The store() member function template will read channels of the vec and write those values to the memory at the address of the multi_ptr, offset in elements of dataT by numElements*offset.

The parameter is a multi_ptr rather than an accessor so that locally created pointers can also be used as well as pointers passed from the host.

The data type of the multi_ptr is dataT, the data type of the components of the vec class specialization. This requires that the pointer passed to either load() or store() must match the type of the vec instance itself.

Swizzle Operations

In graphics applications, swizzling means rearranging the data elements of a vector. For example, if a = {1, 2, 3, 4,}, and knowing that the components of a four-element vector can be referred to as {x, y, z, w}, we could write b = a.wxyz(). The result in the variable b would be {4, 1, 2, 3}. This form of code is common in GPU applications where there is efficient hardware for such operations. Swizzles can be performed in two ways:

  • By calling the swizzle member function of a vec, which takes a variadic number of integer template arguments between 0 and numElements-1, specifying swizzle indices

  • By calling one of the simple swizzle member functions such as XYZW_SWIZZLE and RGBA_SWIZZLE

Note that the simple swizzle functions are only available for up to four-element vectors and are only available when the macro SYCL_SIMPLE_SWIZZLES is defined before including sycl.hpp. In both cases, the return type is always an instance of __swizzled_vec__, an implementation-defined temporary class representing a swizzle of the original vec instance. Both the swizzle member function template and the simple swizzle member functions allow swizzle indexes to be repeated. Figure 11-7 shows a simple usage of __swizzled_vec__.

Figure 11-7
figure 7

Example of using the __swizzled_vec__ class

Vector Execution Within a Parallel Kernel

As described in Chapters 4 and 9, a work-item is the leaf node of the parallelism hierarchy and represents an individual instance of a kernel function. Work-items can be executed in any order and cannot communicate or synchronize with each other except through atomic memory operations to local and global memory or through group collective functions (e.g., shuffle, barrier).
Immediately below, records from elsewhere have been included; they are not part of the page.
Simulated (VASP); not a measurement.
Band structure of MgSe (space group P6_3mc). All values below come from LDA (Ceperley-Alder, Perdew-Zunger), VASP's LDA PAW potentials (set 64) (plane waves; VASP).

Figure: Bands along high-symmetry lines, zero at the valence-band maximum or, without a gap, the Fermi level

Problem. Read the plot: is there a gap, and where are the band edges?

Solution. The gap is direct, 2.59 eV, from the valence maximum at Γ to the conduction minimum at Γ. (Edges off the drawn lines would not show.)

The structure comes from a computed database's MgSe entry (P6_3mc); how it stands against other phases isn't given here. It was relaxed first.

As described at the start of this chapter, a vector in DPC++ should be interpreted as a convenience for us when writing code. Each vector is local to a single work-item (instead of relating to vectorization in hardware) and can therefore be thought of as equivalent to a private array of numElements in our work-item. For example, the storage of a “float4 y4” declaration is equivalent to float y4[4]. Consider the example shown in Figure 11-8.

Figure 11-8
figure 8

Vector execution example

For the scalar variable x, the result of kernel execution with multiple work-items on hardware that has SIMD instructions (e.g., CPUs, GPUs) might use a vector register and SIMD instructions, but the vectorization is across work-items and unrelated to any vector type in our code. Each work-item could operate on a different location in the implicit vec_x, as shown in Figure 11-9. The scalar data in a work-item can be thought of as being implicitly vectorized (combined into SIMD hardware instructions) across work-items that happen to execute at the same time, in some implementations and on some hardware, but the work-item code that we write does not encode this in any way—this is at the core of the SPMD style of programming.

Figure 11-9
figure 9

Vector expansion from scalar variable x to vec_x[8]

With the implicit vector expansion from scalar variable x to vec_x[8] by the compiler as shown in Figure 11-9, the compiler creates a SIMD operation in hardware from a scalar operation that occurs in multiple work-items.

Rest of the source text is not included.